Re: [xml-dev] Pragmatic namespaces

[Date Prev] | [Thread Prev] | [Thread Next] | [Date Next] -- [Date Index] | [Thread Index]
From: Amelia A Lewis <amyzing@talsever.com>
To: XML Developers List <xml-dev@lists.xml.org>
Date: Sun, 2 Aug 2009 21:44:51 -0400
Well, I'll offer some remarks in response, but I hope that others will 
join the conversation.

On Sun, 2 Aug 2009 12:30:58 -0700, Kurt Cagle wrote:
> However, concerning your post, I agree strongly with you about the need to
> avoid namespace registries, which is the danger that I see in any "default"
> mechanism. It's potential to fragment the web is disturbing, especially as
> it effectively puts the decision about what technologies to keep or avoid
> solely in the hands of the browser vendors.

Strongly agreed.  In that regard, I'm deeply reluctant to accept the 
"shortcuts" (registry) that Micah proposed, because it seems to me that 
these would soon become the only things supported.

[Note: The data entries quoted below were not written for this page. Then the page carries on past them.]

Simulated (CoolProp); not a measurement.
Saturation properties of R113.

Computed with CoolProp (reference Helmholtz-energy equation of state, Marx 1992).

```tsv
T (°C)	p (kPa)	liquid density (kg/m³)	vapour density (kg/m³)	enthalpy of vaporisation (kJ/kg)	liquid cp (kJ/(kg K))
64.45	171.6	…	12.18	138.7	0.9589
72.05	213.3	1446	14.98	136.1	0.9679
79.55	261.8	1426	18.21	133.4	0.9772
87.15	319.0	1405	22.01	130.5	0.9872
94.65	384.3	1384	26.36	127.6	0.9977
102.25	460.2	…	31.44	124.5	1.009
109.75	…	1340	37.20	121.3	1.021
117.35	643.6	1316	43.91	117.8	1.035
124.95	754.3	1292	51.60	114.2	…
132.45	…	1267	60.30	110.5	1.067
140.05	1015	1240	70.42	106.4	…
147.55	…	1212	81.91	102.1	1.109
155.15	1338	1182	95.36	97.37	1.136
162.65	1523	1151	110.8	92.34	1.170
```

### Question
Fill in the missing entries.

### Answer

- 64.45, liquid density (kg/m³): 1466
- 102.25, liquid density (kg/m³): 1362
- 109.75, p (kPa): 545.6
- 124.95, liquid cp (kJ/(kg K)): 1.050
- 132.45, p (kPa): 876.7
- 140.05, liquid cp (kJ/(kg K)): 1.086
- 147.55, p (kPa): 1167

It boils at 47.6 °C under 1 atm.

Now ... even something like Flash, now so widespread, would have had no 
chance of adoption and uptake without *extensibility* (and I will 
perhaps be excused for emphasizing the word, since I am prouder of 
having worked for the company of that name than of any other).  I will 
grant that IE offers a poor platform for namespace-based (or 
equivalent) extensibility, but it seems to me that in order to enable 
the future of the web, to make it a place where small, dedicated groups 
can introduce something game-changing, that extensibility paradigm is 
of paramount importance.

> Overall, I'm going to raise this question again - what exactly is it about
> namespaces that the HTML crowd doesn't like? If it's the use of complex

I think it's verbosity as much as complexity.  You will note, I hope, 
the "namespace minimization" that I mentioned in my post; why should I 
have to tell the processor the *namespace prefix* of the element that 
I'm closing any more than I should have to repeat the attributes of 
that element?  I'm persuaded that permitting those to be dropped would 
have no impact on well-formedness (although I admit that discussions of 
minimization are likely to lead into a swamp, because well formedness 
and minimization are clearly at odds, in a large number of cases that 
can't be dismissed as "corner").  Arguably, XML's verbosity 
(effectively requiring the equivalent of a comment on every equivalent 
of a closing brace in C } /* if */ } /* while */) is precisely what 
makes it robust enough to have achieved the levels of adoption that it 
has seen.

In terms of verbosity, the idea of using something like XLink rather 
than "href" in attributes (XLink is, in my opinion, vastly 
overspecified/overengineered for the common case, leading to dismissal 
of the opportunities that it provides for more sophisticated usage) is 
equally damning.  And neither DTD nor W3C XML Schema make it easy or 
convenient to say "oh, you can use any attribute from a different 
namespace on any element here".  It's painful in DTD; it's exceedingly 
tedious (and consequently likely to not happen, for at least some 
elements) in WXS.

> namespace URIs, then frankly the ideal solution to that is to provide
> guidance on what constitutes a good web URI. If it's the requirement of

Okay, you've triggered a rant.  Those of you who are partisans of the 
Namespaces in XML Specification are hereby warned: the following will 
annoy you.  I'm going to be offensive (although more offensive to the 
W3C folks who forced URIs onto the Working Group than to the Working 
Group members themselves).

The Namespace in XML specification claims that an XML Namespace 
identifier "is a URI."  However, if you read the rules in the spec, you 
find that "" (the empty string) is permissible (with a special 
meaning), even though it is not legal in any URI specification BNF you 
care to present, and the statement isn't (specification-ly correct) 
"union of URI and the empty string".  And you find that one namespace 
identifier is compared with another via lexical comparison of the 
strings, which is not how one determines URI "identity" (an area 
admittedly underspecified, in my opinion, but the idea that 
"www.ibm.com" != "www.IBM.com" or "www.w3.org != "www.W3.org", when DNS 
is explicitly case-insensitive, is clearly problematic).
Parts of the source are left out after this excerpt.